# Specify and set the filepath structure for the project data to work with

## 1. Import libraries

In [1]:
# Import necessary libraries
import os
import requests
import gzip
import shutil
import pandas as pd
from pandas import json_normalize
import json

# Optional: to suppress warnings for cleaner output
import warnings
warnings.filterwarnings("ignore")


## 2. Introductionary examples for os library

In [None]:
# Illustrate how os.getcwd(), os.path.join(), os.path.exists() work

path = os.path.join(os.getcwd(),"..", 'data')
print(f"The path {path} exists:\n{os.path.exists(path)}\n") # returns True if the folder or file exists

path = os.path.join(path, '_original', 'All_Beauty.jsonl.gz')
print(f"The path {path} exists:\n{os.path.exists(path)}")

In [None]:
# Illustrate how os.path.pardir and os.path.abspath() work

# get the relative path of the parent folder of the working directory
path = os.path.join(os.getcwd(), os.pardir)
print(path)

# and return the absolute path of the parent directory
path = os.path.abspath(path)
print(path)

## 3. Create project folder structure and download data

In [14]:
# Get the current notebook working directory ("./notebooks")  for the "./../data" folder and it's subolders to be created:
path = os.path.join(os.getcwd(), os.pardir) # get the relative path of the parent folder of the working directory
path = os.path.abspath(path) # and return the absolute path of the parent directory for the data folder
path = os.path.join(path, 'data') # path variable for "data" folder within the local github project on your machine

# Check if the structure within data folder is existing:
if os.path.exists(os.path.join(path, '_original')) == False:
    # create the folder
    os.mkdir(os.path.join(path, '_original'))
    # download the data from the web (XXX_ToBeTested)
    url_user = 'https://datarepo.eng.ucsd.edu/mcauley_group/data/amazon_2023/raw/review_categories/All_Beauty.jsonl.gz'
    url_meta = 'https://datarepo.eng.ucsd.edu/mcauley_group/data/amazon_2023/raw/meta_categories/meta_All_Beauty.jsonl.gz'
    url_BERT = 'https://drive.google.com/file/d/1a_HQWlphn-wqm6MD5IDPTuzY_-Q7bw6A'

    response_user = requests.get(url_user)
    response_meta = requests.get(url_meta)
    response_BERT = requests.get(url_BERT)
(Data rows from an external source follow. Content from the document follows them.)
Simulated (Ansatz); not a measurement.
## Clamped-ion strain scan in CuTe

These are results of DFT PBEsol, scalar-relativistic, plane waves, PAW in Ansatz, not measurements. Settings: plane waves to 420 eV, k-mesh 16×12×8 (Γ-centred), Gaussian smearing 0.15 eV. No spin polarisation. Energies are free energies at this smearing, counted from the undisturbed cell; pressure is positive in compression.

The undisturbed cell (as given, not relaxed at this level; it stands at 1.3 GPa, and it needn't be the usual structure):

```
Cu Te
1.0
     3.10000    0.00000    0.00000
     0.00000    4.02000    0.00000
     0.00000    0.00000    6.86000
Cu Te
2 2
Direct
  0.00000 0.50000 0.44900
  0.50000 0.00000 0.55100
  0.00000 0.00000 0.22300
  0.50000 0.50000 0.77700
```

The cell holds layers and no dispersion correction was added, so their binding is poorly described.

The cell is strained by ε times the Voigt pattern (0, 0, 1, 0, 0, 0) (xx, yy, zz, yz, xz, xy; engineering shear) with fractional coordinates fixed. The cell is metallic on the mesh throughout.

    if response_user.status_code == 200:
        with open(os.path.join(path, '_original','All_Beauty.jsonl.gz'), 'wb') as file:
            file.write(response_user.content)
        print(f" File 'All_Beaty.json.gz' dowloaded sucessfully")
    else:
        print(f" Failed to download 'All_Beaty.json.gz'. \nPlease download manually to './data/_original' folder.")

    if response_meta.status_code == 200:
        with open(os.path.join(path, '_original', 'meta_All_Beauty.jsonl.gz'), 'wb') as file:
            file.write(response_meta.content)
        print(f" File 'meta_All_Beaty.json.gz' dowloaded sucessfully")
    else:
        print(f" Failed to download 'meta_All_Beaty.json.gz'. \nPlease download manually to './data/_original' folder.")
    
    if response_BERT.status_code == 200:
        with open(os.path.join(path, '_original', 'df_user_embeddings_BERT.csv.gz'), 'wb') as file:
            file.write(response_BERT.content)
        print(f" File 'df_user_embeddings_BERT.csv.gz' dowloaded sucessfully")
    else:
        print(f" Failed to download 'df_user_embeddings_BERT.csv.gz'. \nPlease download manually to './data/_original' folder.")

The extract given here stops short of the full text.